Art in America,  Dec, 2005  by Thomas McEvilley

To the Western art world, Central Asia might seem the Last Mystery. Since the 1989 exhibition "Magiciens de la Terre," we have seen work from throughout Africa, Latin America and Asia, but we know nothing of the vast and historic steppes of Central Asia. For the purposes of this article, Central Asia means primarily the five Central Asian Republics which once were parts of the Soviet Union: Turkmenistan, Kazakhstan, Kyrgystan, Uzbekistan and Tajikistan. Topographically, the area is most associated with the steppe; Kazakhstan is 90 percent steppe, meaning a near-desert growing primarily grasses about a foot and a half high, autumnally yellowing when I saw them. On these vast, and expanses, the nomadic Turkic, Mongol and mixed Turko-Mongol peoples roamed in their seasonal migrations, following the new grasses on which the herds have fed for thousands of years. But Central Asia is also mountains; Kyrgystan is 93 percent mountainous, comprising especially the Tien Shan range. Often reaching 23,000 feet, this range is nearly as lofty as the high Himalayas, which lie off the Tien Shan's southern end. Central Asia is also, sometimes, the crystal clear mountain lake, like Lake Issyk Kul in northeast Kyrgystan, which has been described as a piece of springtime sky which fell to Earth. In the Issyk Kul region, Tamerlane had a headquarters, and Genghis Khan is said to have been buried there--in an unknown location. All these features--steppe, mountain and lake--are immense, profound and beautiful, characterized by a severe sense of distance and often loneliness. In his novel The Day Lasts More Than a Hundred Years (1980) the prominent Kyrgyz writer Chingiz Altmatov wrote: "The steppe is vast and man is small. The steppe takes no sides.... You have to take the steppe as it is." (1)

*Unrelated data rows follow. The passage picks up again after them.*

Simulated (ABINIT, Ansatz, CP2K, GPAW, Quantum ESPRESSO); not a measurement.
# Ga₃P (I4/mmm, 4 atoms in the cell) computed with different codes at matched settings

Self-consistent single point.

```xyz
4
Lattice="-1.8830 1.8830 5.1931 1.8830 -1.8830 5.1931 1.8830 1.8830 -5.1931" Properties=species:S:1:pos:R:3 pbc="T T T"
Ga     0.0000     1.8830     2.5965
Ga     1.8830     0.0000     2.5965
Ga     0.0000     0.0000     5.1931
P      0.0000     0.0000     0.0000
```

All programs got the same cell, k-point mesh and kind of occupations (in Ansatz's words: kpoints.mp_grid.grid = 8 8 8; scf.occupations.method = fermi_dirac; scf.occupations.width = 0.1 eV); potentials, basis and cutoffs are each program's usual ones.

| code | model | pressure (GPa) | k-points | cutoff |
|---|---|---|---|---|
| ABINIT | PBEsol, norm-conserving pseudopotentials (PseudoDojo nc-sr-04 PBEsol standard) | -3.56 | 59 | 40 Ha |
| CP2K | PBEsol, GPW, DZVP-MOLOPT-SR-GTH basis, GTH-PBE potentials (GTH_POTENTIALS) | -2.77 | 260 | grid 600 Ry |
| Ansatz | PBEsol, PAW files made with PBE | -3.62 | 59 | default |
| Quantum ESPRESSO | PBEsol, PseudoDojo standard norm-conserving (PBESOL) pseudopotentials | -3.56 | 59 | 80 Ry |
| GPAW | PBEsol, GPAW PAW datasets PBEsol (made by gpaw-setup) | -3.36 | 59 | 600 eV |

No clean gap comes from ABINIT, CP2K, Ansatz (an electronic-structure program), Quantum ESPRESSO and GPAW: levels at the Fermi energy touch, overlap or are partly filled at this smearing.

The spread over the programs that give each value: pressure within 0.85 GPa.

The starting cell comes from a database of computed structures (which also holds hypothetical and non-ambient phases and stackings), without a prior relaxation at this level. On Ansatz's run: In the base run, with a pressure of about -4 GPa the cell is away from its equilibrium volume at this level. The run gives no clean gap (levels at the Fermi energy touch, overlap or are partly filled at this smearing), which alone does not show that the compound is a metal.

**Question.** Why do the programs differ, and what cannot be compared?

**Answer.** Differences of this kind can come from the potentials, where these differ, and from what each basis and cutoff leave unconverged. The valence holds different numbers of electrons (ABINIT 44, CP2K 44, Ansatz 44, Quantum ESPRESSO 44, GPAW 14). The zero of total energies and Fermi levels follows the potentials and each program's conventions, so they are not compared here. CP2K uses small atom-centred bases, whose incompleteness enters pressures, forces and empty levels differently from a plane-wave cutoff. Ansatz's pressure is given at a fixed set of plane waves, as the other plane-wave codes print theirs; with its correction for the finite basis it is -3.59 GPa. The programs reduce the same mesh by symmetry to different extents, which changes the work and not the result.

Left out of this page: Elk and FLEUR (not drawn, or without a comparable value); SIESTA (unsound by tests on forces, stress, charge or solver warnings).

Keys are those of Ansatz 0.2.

I recently had the opportunity to investigate this mystery when I was invited to participate in an international jury for a Central Asian festival of video art at the Soros Center for Contemporary Art in Almaty, Kazakhstan. The festival/competition, organized by Valeria Ibraeva, the Kazakh director of the Soros Center Almaty, took place Oct. 19-21, 2004, in Almaty's German Theater, a modest but venerable building in the middle of a pleasant garden. The other jurors were artist Saken Narynov, Kazakhstan; Oleg Karpov, director of the Cinema Museum in Tashkent, Uzbekistan; Parviz Kurbanov, film director, Tajikistan; Furkat Tursunov, film director, Kyrgystan; and Charles Esche, director of the Van Abbe Museum in Eindhoven, Holland, and co-curator of the Istanbul Biennale coming up in September.

The festival/competition was advertised throughout the 'Starts, as the five republics have been called. Anyone could apply, whether they had previous experience in the medium or not. It was one of Ibraeva's aims to expose more artists to the medium of video. Fifty-three artists were selected by a committee; some were given modest budgets and lent video cameras. Subsequently, Ibraeva and the committee chose 38 works by 38 artists or artist teams from Uzbekistan, Tajikistan, Kazakhstan and Kyrgystan, for the deliberations of the jury. The $2,500 in prize money (divided into first, second, third and fourth prizes) may not be large by U.S. standards, but in the local context it was a significant sum.

The theme of the festival was indicated by its title: "Videoidentity: Sacred Places of Central Asia." To a Western art audience, "sacred places" might seem like a worn-out theme, but underlying the festival were two purposes which make sense of this decision. First, Ibraeva hoped, by introducing video art to a part of the world where it was not yet an established medium (some of the artists had never held a video camera before), to bring Central Asian art into the present and future, to open a way for it into the international discourse. Painting and sculpture were the leading arts of the Soviet era, and this festival was a distinctly post-Soviet development. Indeed, with impressive entries and full houses for the screenings, the festival was so successful that it probably will create a surge of new work in this medium throughout the 'Stans. Secondly, the festival sought, by focusing attention on the region's traditional places through a new medium, to reintroduce Central Asia to itself and to the rest of the world. What emerged was a picture of a 1,000-year-long tradition of multicultural and interreligious coexistence. Although the societies of Central Asia are, today, predominantly Islamic, most of them are secularized and on the way to Westernization.

No particular approach to Central Asian identity was mandated, so the artists felt free to make their works on any principle they liked. This sense of freedom seemed appropriate. From one point of view, all of nature is a sacred place; from another (perhaps Hegelian), all of culture is a sacred place; from an animistic viewpoint, every place is a sacred place. Westerners don't often encounter animism, except in books about the history of religion, but Kazakhstan and Kyrgystan are diverse religious regions. In some steppe and mountain villages, Islam coexists with a traditional pantheism of a more or less Paleolithic origin. Elsewhere, remnants of Zoroastrianism coexist with some cemeteries that have Russian Orthodox crosses on the graves. Manicheanism, though much reduced, is still practiced, as is a Sufi form of Islam. There's also a sense of animism, wherein a particular tree beside a stream might constitute a sacred place. Outside the cities many shamanistic practices still survive, some of which formed the subject matter of video works in the competition.